Billiard room inside the elaborate home.
PHOTO/CLARK &CO REALTY

By Emily Norman
[email protected]
It’s hard to put a price on a piece of Wairarapa history, but for the freshly marketed Carrington House, valuers say it would cost just under $4m to rebuild it with the original timber.
Carrington House, built in 1874, and one of the oldest and most prestigious homes in Wairarapa, has a government valuation of $2,185,000.
But its historical significance and grandeur could place it in the category of properties that sell for more than $5m in Wairarapa.
The elaborate home has a floor area of 811m2, four large bedrooms, each with an ensuite, a drawing room, family room, formal study, grand dining room, powder room, country style kitchen, and butler pantry.
It is positioned on approximately 6.9 hectares across three titles with two cottages, stables, multiple outbuildings and-six car garaging.
Clark & Co Realty which are selling the property on behalf of current owners Shirley and John Cameron describe the property as “immaculate and magnificent”.
“We feel extremely privileged and excited to be able to showcase such an amazing property,” real estate agent Jane Mather said.
“We have an independent survey valuation that states that to rebuild the home in the timbers used it would cost over $3,800,000, and that is if they were actually able to be sourced which is nigh on impossible.”
She said a comparable property sale was Fernside, at Tauherenikau, which sold for more than $5m.
The property has generated interest from around New Zealand and Australia.

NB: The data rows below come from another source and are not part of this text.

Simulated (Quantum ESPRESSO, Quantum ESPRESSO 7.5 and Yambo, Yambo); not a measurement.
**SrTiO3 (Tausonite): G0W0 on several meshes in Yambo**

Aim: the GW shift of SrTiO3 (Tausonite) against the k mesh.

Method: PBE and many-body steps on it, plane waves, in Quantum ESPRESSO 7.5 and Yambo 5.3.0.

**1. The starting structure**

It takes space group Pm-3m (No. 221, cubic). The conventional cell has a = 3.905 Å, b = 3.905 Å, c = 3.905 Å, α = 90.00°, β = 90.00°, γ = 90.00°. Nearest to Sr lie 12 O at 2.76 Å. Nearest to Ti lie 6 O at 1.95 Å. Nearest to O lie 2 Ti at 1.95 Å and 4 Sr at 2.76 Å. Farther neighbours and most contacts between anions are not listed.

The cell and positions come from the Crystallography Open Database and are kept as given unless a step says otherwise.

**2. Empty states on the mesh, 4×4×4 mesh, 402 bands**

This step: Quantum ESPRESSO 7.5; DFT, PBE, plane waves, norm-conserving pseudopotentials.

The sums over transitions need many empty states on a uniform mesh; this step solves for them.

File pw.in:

Ideal buyers would be a family, according to the real estate agency, but the property could also be a business opportunity for some buyers.
Carrington House is registered with New Zealand Historic Places Trust as a Category 2 Historic Place, and joined New Zealand Garden Trust as a Garden of Significance in 2013.
It was originally the home of one of Carterton’s most prominent citizens William Booth, who had the house moved back from the road to where it now is, using traction engines in 1894.
The Booths had a sawmill built on the estate and the timber used in the construction of the house was the best quality native timber they milled.